Much of the marketing around Longlegs has focused on its titular character’s appearance, a secret kept to the extent that most audiences will know who is playing him (Nicholas Cage) and nothing more. In spite of this, Cage’s ‘face reveal’ comes surprisingly early in the thriller, but the ploy does speak to writer/director Oz Perkins’ vision for a space where the very act of seeing is demonic. At every turn you’ll want to look away, but between its tapestry of rich, blasphemous imagery and a camera so voyeuristic it's almost predatory, you'll have your work cut out for you trying.
From its sure-to-be iconic opening scare, Longlegs constructs a world without hope or kindness. Every scene is paced as if moments from a jumpscare, with even the dialogue between protagonist Lee Harper (Maika Monroe) and her peers/family playing so cold and pragmatic as to be isolating. Several moments even frame Harper in contrast with the much larger men around her, harkening back to an exposed Clarice Starling in Silence of the Lambs. Monroe makes an admirable attempt to play up the repressed fragilities of Jodie Foster's Starling, while tactfully playing it a note more fearful, as if even her courage can't be relied upon in times of terror.
This sense of unease is heightened when, as the film progresses and Harper becomes increasingly tied to Longlegs, her every relationship becomes corrupted and ripe with suspicion. Supporting turns from Blair Underwood as her superior and Alicia Witt as her mother are particular standouts here, offering her the illusion of support in the most loveless terms imaginable. Neither seems to fully trust or even like her, but for now she's a means to an end. It is a setting devoid of comforts or salvation, which of course leaves it open to something more Satanic.
The real secret weapon behind Longlegs isn’t Cage or Monroe, despite their career milestone performances, but rather the camera and all the ways Perkins uses it against us. Virtually every frame of the film is on a centre line or bisecting a symmetrical image, with the result being too clean to feel quite real, adding an element of the uncanny to the most ordinary household scenery. When this is then coupled with the occasional, but effective over-the-shoulder handheld motion as Harper investigates areas of suspected sightings, it creates a sense of artificiality, as if our young detective is being perceived at all times, just a fly wading through her killer's artificial web.

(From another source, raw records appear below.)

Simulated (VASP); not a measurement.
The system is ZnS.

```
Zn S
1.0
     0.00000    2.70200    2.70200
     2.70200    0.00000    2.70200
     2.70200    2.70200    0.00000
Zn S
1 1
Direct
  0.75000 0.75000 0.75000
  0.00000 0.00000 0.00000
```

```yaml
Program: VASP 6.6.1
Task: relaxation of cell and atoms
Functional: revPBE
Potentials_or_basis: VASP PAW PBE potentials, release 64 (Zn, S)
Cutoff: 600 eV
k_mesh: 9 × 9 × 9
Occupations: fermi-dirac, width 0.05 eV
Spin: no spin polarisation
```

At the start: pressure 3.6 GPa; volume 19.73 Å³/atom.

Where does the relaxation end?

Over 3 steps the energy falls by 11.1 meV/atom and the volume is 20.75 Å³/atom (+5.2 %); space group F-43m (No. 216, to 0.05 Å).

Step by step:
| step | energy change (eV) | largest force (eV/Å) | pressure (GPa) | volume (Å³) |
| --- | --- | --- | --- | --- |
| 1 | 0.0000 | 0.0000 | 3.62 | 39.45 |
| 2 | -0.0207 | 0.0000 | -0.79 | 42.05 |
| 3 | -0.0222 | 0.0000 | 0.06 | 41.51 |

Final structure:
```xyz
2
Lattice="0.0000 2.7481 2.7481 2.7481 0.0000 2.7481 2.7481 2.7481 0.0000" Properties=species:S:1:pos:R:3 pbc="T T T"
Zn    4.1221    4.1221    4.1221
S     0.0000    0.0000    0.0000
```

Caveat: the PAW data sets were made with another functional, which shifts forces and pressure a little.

Longlegs is scary, let there be no doubt, but its mastery comes from the sense of brutal unease it sustains throughout. Although Cage is wisely deployed only sparingly, the shadow of his deranged villain looms large in a film that feels as if it is working actively against its protagonist. This is a nasty, sometimes cruel project in a genre that has become increasingly averse to such pure displays of carnal evil. Frankly it’s a miracle the project could come together at all. Hail Satan.